Insurance Law> Property Insurance> Exclusions Generally

Business Property Insurance Policy Exclusions

Business insurance policies that provide coverage for loss or damage to property normally contain standard exclusions for risks such as war, ordinary wear and tear, and flood damage. To the extent that coverage is needed for such excluded risks, it is expected that such coverage will be obtained through policies other than the normal property insurance policy.

  • War Exclusion — The war exclusion generally excludes property damage resulting from warlike action or from government action in defending against warlike actions by another government or a sovereign power.

  • Terrorist Exclusion — This exclusion was derived from the war exclusion to exclude property damage from hostile actions by non-governmental or non-sovereign groups.

  • Damage Arising from Operation of Ordinance or Law — Enforcement of a law or ordinance may require tearing down of property or damage to property; this exclusion would excuse a property insurer from having to cover losses from such damage.

  • Nuclear Hazards — A nuclear hazard exclusion normally would exclude coverage of property damage attributable to a nuclear explosion or other nuclear reaction or to radioactivity.

  • Exclusion for Design Errors or Wear and Tear — Property damage sustained before a property insurance policy is obtained is not covered by the policy under this exclusion. The exclusion also is designed to bar coverage of damage that was inevitable due to a design defect that was in place before the policy was obtained. The exclusion may be phrased in terms such as corrosion, decay, settling, shrinking, or inherent defects.

  • Water Exclusion — Property damage from flooding, tidal, and other water flows normally is excluded from coverage under the standard business property insurance policy.

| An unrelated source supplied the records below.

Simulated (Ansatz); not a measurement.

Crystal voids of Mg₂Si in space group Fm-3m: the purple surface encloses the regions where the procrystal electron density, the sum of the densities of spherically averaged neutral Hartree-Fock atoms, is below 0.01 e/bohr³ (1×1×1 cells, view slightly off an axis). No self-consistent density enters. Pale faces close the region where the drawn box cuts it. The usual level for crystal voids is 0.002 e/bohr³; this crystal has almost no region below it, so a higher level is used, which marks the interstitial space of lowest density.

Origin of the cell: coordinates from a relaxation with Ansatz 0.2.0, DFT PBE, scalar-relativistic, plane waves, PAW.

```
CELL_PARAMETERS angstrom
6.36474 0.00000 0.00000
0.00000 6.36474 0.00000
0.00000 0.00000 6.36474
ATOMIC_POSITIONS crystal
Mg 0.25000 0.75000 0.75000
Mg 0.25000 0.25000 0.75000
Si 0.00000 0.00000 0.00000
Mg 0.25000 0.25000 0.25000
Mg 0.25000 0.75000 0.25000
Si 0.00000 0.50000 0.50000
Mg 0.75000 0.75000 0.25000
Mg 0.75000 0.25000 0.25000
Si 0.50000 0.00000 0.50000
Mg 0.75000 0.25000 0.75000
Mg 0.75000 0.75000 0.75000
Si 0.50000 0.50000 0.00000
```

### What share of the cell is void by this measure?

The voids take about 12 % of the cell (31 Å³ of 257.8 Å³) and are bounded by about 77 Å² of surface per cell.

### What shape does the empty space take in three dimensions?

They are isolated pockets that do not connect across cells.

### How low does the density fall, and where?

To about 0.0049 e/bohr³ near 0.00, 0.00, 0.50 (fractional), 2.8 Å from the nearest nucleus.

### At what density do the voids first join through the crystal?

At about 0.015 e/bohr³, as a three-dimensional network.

  • Willful Acts Exclusion — Property damage resulting from willful or fraudulent acts by the insured is usually excluded from business insurance policies. A fundamental premise of insurance policies is that they are intended to cover damage from fortuitous events.

  • Earth Movement Exclusions — Business property insurance policies normally contain exclusions for damage arising from earthquakes, volcanic eruptions, landslides, subsidence, and other natural or unintended earth movements.

Business property insurance policies usually contain exclusions for certain types of property in addition to exclusions for the types of events listed above. Most such policies will exclude property damage to automobiles, boats, and airplanes. It is anticipated that business owners will obtain separate coverage for such types of property owned or operated by the business.